Web Application Firewall (WAF)- What it Does?
Web Application Firewall or WAF helps protect web applications by monitoring HTTP and filtering traffic between the Internet and a web application. It protects web applications from attacks like cross-site-scripting (XSS), cross-site forgery, SQL injection, file inclusion among others. A WAF is a protocol layer 7 defense, it is not designed to defend all types of attacks. This method of attack mitigation is usually part of a suite of tools which together create a holistic defense against a wide array of attack vectors.
When a WAF is deployed in front of a web application, there is a shield is placed in between the Internet and web application. By using an intermediary the proxy server protects a client machine’s identity, but the WAF is a type of reverse-proxy, that protects the server from exposure by having clients pass through the WAF before reaching the server.

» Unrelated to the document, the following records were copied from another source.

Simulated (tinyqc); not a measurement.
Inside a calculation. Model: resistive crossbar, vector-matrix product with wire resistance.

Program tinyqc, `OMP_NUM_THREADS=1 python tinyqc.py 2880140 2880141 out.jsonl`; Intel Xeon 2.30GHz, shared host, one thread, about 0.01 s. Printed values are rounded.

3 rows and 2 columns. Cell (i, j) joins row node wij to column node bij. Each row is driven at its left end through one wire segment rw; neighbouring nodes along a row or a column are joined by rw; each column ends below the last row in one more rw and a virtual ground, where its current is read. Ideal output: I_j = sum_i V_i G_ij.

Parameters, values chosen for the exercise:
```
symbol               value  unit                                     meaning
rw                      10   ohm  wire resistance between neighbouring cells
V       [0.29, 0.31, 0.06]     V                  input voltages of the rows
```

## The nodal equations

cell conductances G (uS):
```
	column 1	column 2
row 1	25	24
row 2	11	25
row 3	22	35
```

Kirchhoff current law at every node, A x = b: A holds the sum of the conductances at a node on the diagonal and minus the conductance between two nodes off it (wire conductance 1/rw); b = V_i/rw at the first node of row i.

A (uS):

A set of rules often called policies is what a WAF operates upon, and these policies aim to protect against vulnerabilities by filtering out malicious traffic. The value of a WAF comes in part from the policy modification that can be implemented with speed and ease, as it allows for faster response to varying attack vectors; by modifying WAF policies the rate limiting can be quickly implemented in case of a DDoS attack
Blacklist and Whitelist WAFs and the differences
Think of a blacklist WAF as a club bouncer it is instructed to deny permission to those who fails to follow the protocol. It operates based on a blacklist that protects against known attacks. A WAF based on a whitelist only allows traffic that has been pre-approved. Both blacklists and whitelists have their advantages and drawbacks, which is why many WAFs offer a hybrid security model, which implements both.
What are network-based, host-based, and cloud-based WAFs?
A WAF can be implemented one of three different ways, each with it’s own benefits and shortcomings:
A network-based WAF is generally hardware-based. Since they are installed locally they minimize latency, but network-based WAFs are the most expensive option and also require the storage and maintenance of physical equipment.
A host-based WAF may be fully integrated into an application’s software. This solution is less expensive than a network-based WAF and offers more customizability. The downside of a host-based WAF is the consumption of local server resources, implementation complexity, and maintenance costs. These components typically require engineering time, and may be costly.
Cloud-based WAFs offer an affordable option that is very easy to implement; they usually offer a turnkey installation that is as simple as a change in DNS to redirect traffic. Cloud-based WAFs also have a minimal upfront cost, as users pay monthly or annually for security as a service. Cloud-based WAFs can also offer a solution that is consistently updated to protect against the newest threats without any additional work or cost on the user’s end. The drawback of a cloud-based WAF is that users hand over the responsibility to a third-party, therefore some features of the WAF may be a black box to them.